When I do home staging consultations, I often see beautiful rooms where the best features are hidden or obstructed. That means, they do not fulfill their function as a focal point. Focal points are necessary for every room to draw buyers’ attention, guide them along the house, and distract from negative elements. Focal points is one of the main marketing elements that sellers have in their arsenal of home staging tools. Positioned and emphasized correctly, focal points create positive emotions, enhance balance, and help define functions of the rooms. Which in turn helps buyers feel good about the property even though they may not fully understand why.
Every room should have at least one focal point, no matter how small. Some rooms have more than one. It is usually when one of the elements is a natural feature, like a gorgeous view, and the other is added, like a painting.
Common focal points include fireplaces, kitchen islands, chandeliers, and vignettes.
Some already exist in the house, and some need to be created. If a room lacks character, the easiest way to add it is to hang a beautiful bright picture, add a large vase with fresh flowers, or replace the light fixture. A beautifully styled bookcase will make a great focal point in a family room, an office, or a den.

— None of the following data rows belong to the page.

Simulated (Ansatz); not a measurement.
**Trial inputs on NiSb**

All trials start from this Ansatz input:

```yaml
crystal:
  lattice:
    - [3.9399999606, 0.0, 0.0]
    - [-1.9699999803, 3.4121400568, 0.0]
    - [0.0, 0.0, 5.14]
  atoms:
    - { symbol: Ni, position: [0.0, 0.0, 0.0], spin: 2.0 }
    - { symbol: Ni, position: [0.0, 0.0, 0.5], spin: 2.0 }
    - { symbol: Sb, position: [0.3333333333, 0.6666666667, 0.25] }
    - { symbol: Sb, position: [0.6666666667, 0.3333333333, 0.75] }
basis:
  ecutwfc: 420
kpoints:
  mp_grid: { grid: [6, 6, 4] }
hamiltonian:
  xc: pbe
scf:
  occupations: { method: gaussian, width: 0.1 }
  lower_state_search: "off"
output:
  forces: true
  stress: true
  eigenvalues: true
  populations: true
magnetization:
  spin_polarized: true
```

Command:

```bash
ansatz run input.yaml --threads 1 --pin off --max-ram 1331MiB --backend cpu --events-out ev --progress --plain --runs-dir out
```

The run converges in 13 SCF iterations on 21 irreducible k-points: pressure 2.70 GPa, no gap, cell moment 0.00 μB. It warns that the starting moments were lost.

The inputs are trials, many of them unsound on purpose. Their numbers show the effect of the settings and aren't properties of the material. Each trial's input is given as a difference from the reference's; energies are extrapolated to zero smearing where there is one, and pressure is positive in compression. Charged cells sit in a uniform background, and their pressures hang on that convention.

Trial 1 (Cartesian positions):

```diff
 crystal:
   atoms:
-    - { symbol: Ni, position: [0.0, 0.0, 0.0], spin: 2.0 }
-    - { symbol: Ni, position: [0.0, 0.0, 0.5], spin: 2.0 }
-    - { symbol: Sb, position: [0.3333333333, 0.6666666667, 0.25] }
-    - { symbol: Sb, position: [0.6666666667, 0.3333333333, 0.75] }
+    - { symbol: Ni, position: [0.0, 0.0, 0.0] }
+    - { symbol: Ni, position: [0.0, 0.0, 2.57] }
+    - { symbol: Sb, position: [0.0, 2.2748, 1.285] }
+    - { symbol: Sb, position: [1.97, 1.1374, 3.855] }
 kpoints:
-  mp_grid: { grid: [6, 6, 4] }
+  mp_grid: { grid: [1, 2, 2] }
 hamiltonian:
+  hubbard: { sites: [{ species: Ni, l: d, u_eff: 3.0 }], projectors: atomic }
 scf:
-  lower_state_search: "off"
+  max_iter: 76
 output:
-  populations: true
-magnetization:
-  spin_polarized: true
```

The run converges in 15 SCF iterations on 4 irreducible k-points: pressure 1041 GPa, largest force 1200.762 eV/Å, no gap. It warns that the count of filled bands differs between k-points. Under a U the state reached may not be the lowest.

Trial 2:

Vignettes made of decor items like vases, sculptures, and books, make wonderful focal points. Make sure you use large items, with various heights and textures. Groups of three items are classic, but it’s OK to break this rule and experiment with different number of objects.
What does not make a great focal point? Huge TV screen is just a black rectangle with heavy visual weight and does not add any pizzaz. It’s best to position it in a way that it is not the first thing buyers see when they enter the room.
If you have an unpleasant view from a window just opposite the entrance to the door, it is best to create an alternative focal point with dramatic artwork or vignette to draw the attention away from the window.
Make sure that the focal point is not obstructed. On the photos below you can see how buyers walk into this room and face the back of the sofa. It takes away from the focal point and creates a subconscious message “stop here, you are not welcomed to this room”. By adding a large piece of art to the fireplace, removing the sofa and opening up the room, a welcoming feeling was created and an invitation to the buyers to envision themselves enjoying a conversation around the fireplace. A feeling like that will stay with the buyers and will help them make a decision about buying the house.
After the sellers made the changes, the house sold fast. Thank you, focal points!